I recently had to explain how the basic axioms in Simpson's Subsystems of Second Order Arithmetic were interpretable in Robinson's Q. Most of the axioms are actually the same, except that Simpson includes an ordering relation $\lt$ with the axioms $$\lnot(m \lt 0)$$ and $$m \lt n + 1 \leftrightarrow m \lt n \lor m = n.$$ (Perhaps I shouldn't call it an "ordering relation" since the axioms are too weak to prove that it is transitive.) Though some flavors of Robinson's Q include an ordering relation, it is usually simply defined in terms of addition. In my explanation, I instinctively defined $m \lt n$ to mean $\exists k(n = m + (k + 1))$ and proceeded to show that this relation satisfies Simpson's two axioms.

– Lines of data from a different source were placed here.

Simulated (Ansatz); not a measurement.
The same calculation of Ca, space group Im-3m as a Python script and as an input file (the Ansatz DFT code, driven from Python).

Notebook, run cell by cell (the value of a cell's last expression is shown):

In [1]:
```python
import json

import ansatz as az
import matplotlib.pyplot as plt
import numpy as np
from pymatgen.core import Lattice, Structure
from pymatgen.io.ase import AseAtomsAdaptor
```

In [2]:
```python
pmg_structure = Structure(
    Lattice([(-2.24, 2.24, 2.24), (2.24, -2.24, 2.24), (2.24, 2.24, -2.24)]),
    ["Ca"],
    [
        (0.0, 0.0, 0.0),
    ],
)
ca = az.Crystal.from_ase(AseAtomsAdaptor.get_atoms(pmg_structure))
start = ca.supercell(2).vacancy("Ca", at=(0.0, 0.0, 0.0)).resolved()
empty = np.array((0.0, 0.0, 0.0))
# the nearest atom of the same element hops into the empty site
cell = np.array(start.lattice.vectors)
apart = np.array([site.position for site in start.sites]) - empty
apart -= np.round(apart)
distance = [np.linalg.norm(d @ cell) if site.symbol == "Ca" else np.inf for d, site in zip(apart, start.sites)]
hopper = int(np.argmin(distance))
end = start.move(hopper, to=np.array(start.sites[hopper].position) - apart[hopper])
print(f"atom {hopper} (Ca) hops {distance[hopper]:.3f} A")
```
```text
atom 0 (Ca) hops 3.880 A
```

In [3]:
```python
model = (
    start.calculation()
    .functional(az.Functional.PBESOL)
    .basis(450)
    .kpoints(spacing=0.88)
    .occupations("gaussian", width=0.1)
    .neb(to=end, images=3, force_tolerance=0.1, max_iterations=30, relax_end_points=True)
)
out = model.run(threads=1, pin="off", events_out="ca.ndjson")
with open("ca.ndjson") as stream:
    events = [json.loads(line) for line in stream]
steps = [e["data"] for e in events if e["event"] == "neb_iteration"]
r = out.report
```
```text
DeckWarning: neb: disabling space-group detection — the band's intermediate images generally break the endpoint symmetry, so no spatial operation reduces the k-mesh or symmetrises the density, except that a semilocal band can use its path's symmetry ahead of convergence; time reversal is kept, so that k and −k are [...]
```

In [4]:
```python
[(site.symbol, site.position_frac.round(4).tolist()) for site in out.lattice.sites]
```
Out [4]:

I later tried to find a reference for this simple fact. To my dismay, it appears that the usual way to define the ordering relation in Robinson's Q is the other way around. For example, Hájek and Pudlák define $m \leq n$ as $\exists k(n = k + m)$ in Metamathematics of First-Order Arithmetic. Sadly, this variant doesn't work for the purpose above. In fact, I've convinced myself that while they all satisfy the first axiom, mine is essentially the only variation on the theme that satisfies the second axiom.
I haven't checked every source but I haven't found any that use my version of the ordering relation. This is not a serious problem since all variants work equally well for the ordering of standard natural numbers and all variants agree once a very mild amount of induction is added to the picture. Nevertheless, I'm puzzled:
- Is there any source that uses my definition of the ordering relation?
- Is there any technical reason to prefer the other way of defining the ordering relation?